By Susan (Kawakita) Kwong
Hearing my mom reminisce of how she and a handful of her friends started Obon at San Mateo Buddhist Temple, it quickly caught my attention and found it my mission to contact her friends and listen to their stories. Wish I had known years earlier since I was only able to obtain a few people’s memories. Was quite interesting and wanted to share this story since our Obon is around the corner. Thank you, Mrs. Wada, Mrs. Hashimoto, and mom for reminiscing about San Mateo Buddhist Temple’s first Obon.
Ruth Nakagawa Wada:
“In 1948 or 1949, Yori, Kyoko, Kitty, and I went to San Francisco to learn the Obon dancesfrom Masako Hanyu. There were two drivers – John Nakano was one of them who drove us to San Francisco. We rented the Lawrence School auditorium to practice and had the Obon since the church didn’t have a building at the time. We also practiced at the old Japanese school located on Delaware and 2nd Avenue (Jr. YBA met there too for meetings). For Obon, I remember we wore beautiful nihongi sent from Japan. There were no yukatas during that time. Once the social hall was built around 1953, we had the practices and Obon inside. We taught until 1953.”

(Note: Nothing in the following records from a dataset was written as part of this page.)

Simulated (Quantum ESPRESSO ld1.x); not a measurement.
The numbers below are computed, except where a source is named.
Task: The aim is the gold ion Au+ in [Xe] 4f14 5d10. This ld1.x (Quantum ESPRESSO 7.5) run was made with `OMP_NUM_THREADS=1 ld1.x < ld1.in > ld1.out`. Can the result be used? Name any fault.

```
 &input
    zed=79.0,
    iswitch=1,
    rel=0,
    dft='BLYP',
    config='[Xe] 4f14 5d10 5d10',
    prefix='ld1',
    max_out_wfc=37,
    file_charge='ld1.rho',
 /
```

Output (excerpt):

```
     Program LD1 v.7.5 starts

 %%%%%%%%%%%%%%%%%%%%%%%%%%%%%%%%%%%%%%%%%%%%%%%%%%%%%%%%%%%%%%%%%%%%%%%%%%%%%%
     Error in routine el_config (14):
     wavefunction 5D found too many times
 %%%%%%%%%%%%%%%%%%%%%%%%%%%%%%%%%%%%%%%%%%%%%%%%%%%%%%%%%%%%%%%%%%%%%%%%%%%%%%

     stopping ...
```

Akiko (Kitty) Uchida Hashimoto:

She remembered that after the war, they went every weekend to San Francisco to learn the Obon dances. Someone gave them a ride to San Francisco and on the way home would stop at the doughnut shop in South San Francisco. “Boy, that was a treat,” she recalled. We had practices once a week to teach the rest of the congregation. She said her friends would urge her to go to the practices and also was coerced to being the first person to lead the people out since she was the tallest one. She felt Toshiko was the tallest and she should lead.
Yoriko Matsueda Kawakita:
“I remember we started Obon after the war. The founding ladies were Kyoko Takeshita Sasano, Akiko (Kitty) Uchida Hashimoto, Ruth
Nakagawa Wada, Edith Marubayashi, Toshiko Murakami, and myself. We went to San Francisco every week to learn Obon dances. One of the teachers that taught us was Masako Hanyu. She even came to San Mateo’s Obon night to dance with us and years after. Since the Buddhist Temple didn’t have a location or building yet, we taught the congregation the Obon dances at Lawrence School’s gym/auditorium. I remember always smelling soup, like Campbell’s soup, in the gym which was probably from the cafeteria lunch that day. It smelled sooo good. The first Obon was held at Lawrence School’s auditorium. Mrs. Miyakusu had taught me the odori to the song, ‘Tennen no Bi’ which means Beauty of Heaven. I then taught Kitty, Ruthie, and Kyoko and we performed it during the Obon intermission.”
After my mom told me this story about ‘Tennen no Bi’, she danced and sang this song in front of me with joy and beauty.